A balanced approach is best for teaching kids how to readStewart Riddle, University of Southern Queensland
We all want young children to be given the very best opportunities to become successful, engaged and passionate readers. The teaching of reading is constantly mired, however, in a tired old debate between proponents of “phonics” (sounding out words) and “whole language” (which focuses on meaning and using the context to decipher unknown words).
This argument is an unhelpful and misleading dichotomy given the evidence actually supports a balanced approach to literacy, which goes well beyond being able to recognise words on a page.
What is a balanced approach to literacy?
Systematic phonics instruction should be integrated with other reading instruction to create a balanced reading program.
The panel argued that a balanced approach incorporates phonemic awareness and phonics (understanding the relationships between sounds and their written representations), fluency, guided oral reading, vocabulary development and comprehension.
The report also stated:
Phonics should not become the dominant component in a reading program, neither in the amount of time devoted to it nor in the significance attached. It is important to evaluate children’s reading competence in many ways.
A 2005 Australian National Inquiry into the Teaching of Literacy supported this balanced approach, with the use of synthetic phonics recommended in the first couple of years of schooling for beginning readers.
Similarly, the UK 2006 reading review recognised:
Word recognition is a time-limited activity that is eventually overtaken by work that develops comprehension.
Of course there are differences in what the balance might look like in different classrooms and across different year levels. However, claims that teachers are using a little bit of phonics and a lot of whole language in Australian schools are wrong. Referring to balanced literacy as a mess of methods simply shows a lack of understanding about how classrooms operate.
A balanced approach provides us with a best-practice model for teaching all students how to read and write across all stages of their education.
Literacy isn’t just about learning how to read
It is important to remember that literacy learning is broad and takes place at all levels of schooling. It’s not just about learning to read in the early years. The current focus on phonics as a fix-all for struggling readers is problematic as it misses the complexities of literacy learning.

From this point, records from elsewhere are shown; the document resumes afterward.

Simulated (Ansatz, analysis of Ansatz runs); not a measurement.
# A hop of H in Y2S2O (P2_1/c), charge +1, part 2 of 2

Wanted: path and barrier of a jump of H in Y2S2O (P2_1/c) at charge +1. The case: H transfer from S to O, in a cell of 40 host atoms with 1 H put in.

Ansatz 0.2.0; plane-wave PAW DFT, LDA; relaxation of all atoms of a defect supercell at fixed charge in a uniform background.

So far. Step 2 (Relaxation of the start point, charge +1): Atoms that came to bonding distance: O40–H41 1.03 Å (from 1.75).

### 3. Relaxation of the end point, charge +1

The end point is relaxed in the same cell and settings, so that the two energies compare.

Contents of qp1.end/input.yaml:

Being literate requires a much broader repertoire of skills than simply reading and writing as the decoding and encoding of printed words. The ability to make meaning from texts, ask questions and read between the lines is, in many ways, much more important.
Paulo Freire, the much-respected Brazilian educator, called this Reading the World and Reading the Word. To teach our students to do any less would be the real failure.
What needs to be done
The recent report into teacher training recommends that all student teachers be taught literacy, not just primary teachers.
This is already happening in many universities. For example, I teach a literacy course with students who are studying to be high school teachers in areas such as mathematics, physics, health and physical education. We investigate the literacy requirements of each subject and the teaching of reading and writing within those contexts.
However, just as important is the ongoing professional development and mentoring offered to teachers working in schools. We need to provide all teachers with the opportunities and tools to engage in literacy teaching that goes beyond just recognising words on a page.
The problem is that education research is so seldom used to inform education policy and practice. The seemingly endless cycle of reviews and reforms create a sense of frustration and fatigue, particularly for classroom teachers who are constantly placed under pressures to implement this new curriculum or that new school-wide strategy, improve NAPLAN results, and so on.
It is made worse by ideological divisions in research, where large-scale randomised control trials are assumed to be the only valid form of research, to the exclusion of smaller case studies, ethnographic projects, classroom interventions and other more qualitative approaches. We should be seeking out new ways to explore how children learn to read, rather than discounting different methods for one tried-and-tested approach.
A 2007 review of literacy research in Australia argued:
More effective and forward-looking understanding of literacy teaching is important for researchers, teachers, learners and the societies they inhabit.
The best way forward would be for researchers from diverse fields, including education, psychology and speech pathology, to get together and work in ways that cross over the arbitrary boundaries. Perhaps this would finally get us off the merry-go-round of the reading wars, which really help no-one.